After Lehman Brothers went down, comments circulated on social media that if it had been a partnership of Lehman Sisters maybe greed wouldn't have gotten the better of it.
It isn't healthy to stereotype, and it may or may not be a useful exercise to study how many women have risen in investment banking and whether or not they do things differently from men. Certainly, whatever the investment style, in a competition for profitability one has to achieve results or else lose clients. But sustainable investing is proving that profits can come with a caring touch, and many women, and men, are excelling at it.
Here's one story of two women and their own quiet revolution.
Lily Engelhardt began a career in investing in 1981 and soon hired another Lily, LiliAnn Stafford. The two lived through the many waves of consolidation in New York investment banking: in 1986 they went to work for Shearson, which became Smith Barney, which became Morgan Stanley. Today they are wealth managers calling themselves "the Lily Group," under the Morgan Stanley umbrella.
Because an early client was the pension fund of a labor union, the Lilies were tasked with some investment screening. The union asked them to avoid investing in companies known for union busting, to refrain from directly or indirectly investing in South Africa during Apartheid, and not to buy bonds funding a nuclear power plant. A few years later, they were adding companies supportive of gay rights to their clients' portfolios. "Our socially responsible investing began with the practice of screening for companies people didn't want to work with," says Engelhardt. It has evolved with the market, and today includes proactive impact investing, and shareholder activism through proxy voting to influence corporate practices.
In 1992 the Lilies began investing in a green fund, in response to client demand, and soon after they helped convert a Morgan Stanley value fund into a socially responsible fund. At this stage, still working with unions, they noticed that a large group of women was behind a garment industry pension fund interested in socially responsible investing. When they held a workshop to educate workers, mostly women, "we were stunned by how little they knew," recounts Stafford. "They didn't know what questions to ask. They needed to be empowered."
This drove the Lilies to reach out to women as clients. "Even today, when a brother and sister come in asking us to manage, the sister will tend to defer to the brother," says Engelhardt.
Indeed, a recent study by the Spectrem Group showed that although the number ofwealthy women in the US is growing at a much faster rate than that of men, more wealthy women consider themselves "only fairly knowledgeable with a great deal to learn."

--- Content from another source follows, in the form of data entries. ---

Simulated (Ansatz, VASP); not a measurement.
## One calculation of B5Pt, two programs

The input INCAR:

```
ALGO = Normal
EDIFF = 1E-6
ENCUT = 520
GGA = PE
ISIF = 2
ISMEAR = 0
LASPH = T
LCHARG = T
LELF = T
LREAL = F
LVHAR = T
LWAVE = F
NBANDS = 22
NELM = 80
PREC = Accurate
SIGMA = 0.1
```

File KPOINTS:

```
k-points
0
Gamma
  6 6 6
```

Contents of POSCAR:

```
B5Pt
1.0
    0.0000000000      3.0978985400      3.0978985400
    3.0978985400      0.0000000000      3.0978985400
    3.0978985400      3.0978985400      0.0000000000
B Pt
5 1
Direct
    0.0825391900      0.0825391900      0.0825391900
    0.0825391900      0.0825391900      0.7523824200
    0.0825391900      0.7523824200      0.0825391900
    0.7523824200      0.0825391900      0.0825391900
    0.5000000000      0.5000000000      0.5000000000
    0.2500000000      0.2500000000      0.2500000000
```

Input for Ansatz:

So with women clients the Lilies make an extra effort to educate and empower. TheLily Group web page promises women a holistic, sisterly approach with plenty of personal attention. "Your money is probably just as intimate as your marriage," says Stafford. "It's a very guarded topic. And women have always taken care of women."
The Lilies take calls at night from clients who have waited to tuck in the kids, and offer crayons in the office. They enjoy hearing women outline their dreams and goals and chat about the obstacles in their way.
Over the years, women have been warmed by the Lilies' welcoming approach, and also drawn to their emphasis on sustainable investing. "We've found in general women are more attuned to gun control--they'll say no defense, no gambling, no alcohol in my portfolio," says Engelhardt. "They care about domestic partnerships, they care about women in the workplace, they care about privacy issues, social justice; child labor is huge. Another thing that concerns women is animal testing in the cosmetic industry. And cleaner energy is a big focus, especially now that the Rockefeller Foundation is divesting from fossil fuels."
The Spectrem study confirms women's inclination towards sustainability: 86% of high income women consider the reputation of companies they are investing in, and 46% specifically consider the social responsibility of companies. These numbers are much higher than those for other affluent investors.
The Lilies won't turn away clients not interested in socially responsible investing, but they'll offer them lots of options. And there are many options available today that are socially responsible and profitable at the same time. Indeed, there are studies to show that companies with more female directors outperform companies without women on their boards, and that companies highly ranked for sustainability perform better than general stock indexes.
The Lilies are not alone on Wall Street, or elsewhere in the financial industry, though we don't hear much about these quiet changemakers. There are both a growing number of women in finance, and more investment managers who are socially responsible, women and men alike. Maybe it's time to look to their kind to take the lead.